Question

inte
$integration of x squar by x square plus one$
​

Answer 1

EXPLANATION.

$\sf \implies \displaystyle \int \dfrac{x^{2} }{x^{2} + 1} dx$

As we know that,

Adding and subtracting 1 in numerator, we get.

$\sf \implies \displaystyle \int \dfrac{x^{2} + 1 - 1}{x^{2} + 1} dx$

$\sf \implies \displaystyle \int \dfrac{x^{2} + 1}{x^{2} + 1} dx \ - \int \dfrac{1}{x^{2} + 1} dx$

$\sf \implies \displaystyle \int 1.dx \ - \int \dfrac{1}{x^{2} + 1} dx$

$\sf \implies \displaystyle x - \int \frac{1}{x^{2} + 1} dx$

Substitute the value of x = tan(t) in equation, we get.

$\sf \implies \displaystyle x - \int \dfrac{1.dx}{tan^{2}t + 1 }$

Differentiate the equation w.r.t x, we get.

⇒ x = tan(t).

⇒ dx = sec²tdt.

Substitute the value in the equation, we get.

$\sf \implies \displaystyle x - \int \dfrac{sec^{2}t .dt }{tan^{2}t + 1 }$

As we know that,

Formula of :

⇒ 1 + tan²x = sec²x.

Using this formula in equation, we get.

$\sf \implies \displaystyle x - \int \dfrac{sec^{2}t.dt }{sec^{2} t}$

$\sf \implies \displaystyle x - \int dt$

$\sf \implies \displaystyle x - t + C$

⇒ x = tan(t).

⇒ t = tan⁻¹(x).

Put the value of x = tan⁻¹x in equation, we get.

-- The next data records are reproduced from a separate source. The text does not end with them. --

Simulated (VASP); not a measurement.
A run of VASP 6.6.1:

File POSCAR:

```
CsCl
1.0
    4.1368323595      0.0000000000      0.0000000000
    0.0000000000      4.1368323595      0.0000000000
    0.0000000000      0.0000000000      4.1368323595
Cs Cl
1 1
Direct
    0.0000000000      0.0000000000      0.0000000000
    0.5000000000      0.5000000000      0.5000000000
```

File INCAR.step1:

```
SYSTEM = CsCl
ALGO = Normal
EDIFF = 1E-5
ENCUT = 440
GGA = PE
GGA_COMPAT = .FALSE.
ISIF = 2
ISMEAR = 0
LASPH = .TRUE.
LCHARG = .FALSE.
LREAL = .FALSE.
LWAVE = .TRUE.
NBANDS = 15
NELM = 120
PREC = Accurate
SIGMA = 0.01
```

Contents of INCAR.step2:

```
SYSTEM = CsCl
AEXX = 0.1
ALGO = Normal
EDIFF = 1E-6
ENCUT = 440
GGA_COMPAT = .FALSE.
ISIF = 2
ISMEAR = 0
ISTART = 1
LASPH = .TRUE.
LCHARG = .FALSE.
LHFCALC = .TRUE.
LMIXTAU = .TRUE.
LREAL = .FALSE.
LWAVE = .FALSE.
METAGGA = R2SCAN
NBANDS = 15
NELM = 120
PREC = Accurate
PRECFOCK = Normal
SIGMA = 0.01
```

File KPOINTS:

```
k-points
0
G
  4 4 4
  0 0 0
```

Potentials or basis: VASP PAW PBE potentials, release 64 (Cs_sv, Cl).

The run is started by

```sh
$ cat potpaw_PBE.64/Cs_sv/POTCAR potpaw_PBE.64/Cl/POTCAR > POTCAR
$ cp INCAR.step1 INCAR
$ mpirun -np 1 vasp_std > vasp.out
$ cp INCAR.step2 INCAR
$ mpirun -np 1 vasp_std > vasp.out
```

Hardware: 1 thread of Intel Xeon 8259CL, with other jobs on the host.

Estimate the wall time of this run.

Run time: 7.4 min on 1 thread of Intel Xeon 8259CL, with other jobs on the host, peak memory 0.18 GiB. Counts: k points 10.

$\sf \implies \displaystyle x - tan^{-1} x + C.$

$\sf \implies \displaystyle \int \dfrac{x^{2} }{x^{2} + 1} dx = x - tan^{-1} x + C.$

                                                                                                                   

MORE INFORMATION.

Standard integrals.

(1) = ∫0.dx = c.

(2) = ∫1.dx = x + c.

(3) = ∫k dx = kx + c, (k ∈ R).

(4) = ∫xⁿdx = xⁿ⁺¹/n + 1 + c, (n ≠ - 1).

(5) = ∫dx/x = ㏒(x) + c.

(6) = ∫eˣdx = eˣ + c.

(7) = ∫aˣdx = aˣ/㏒(a) + c = aˣ㏒(e) + c.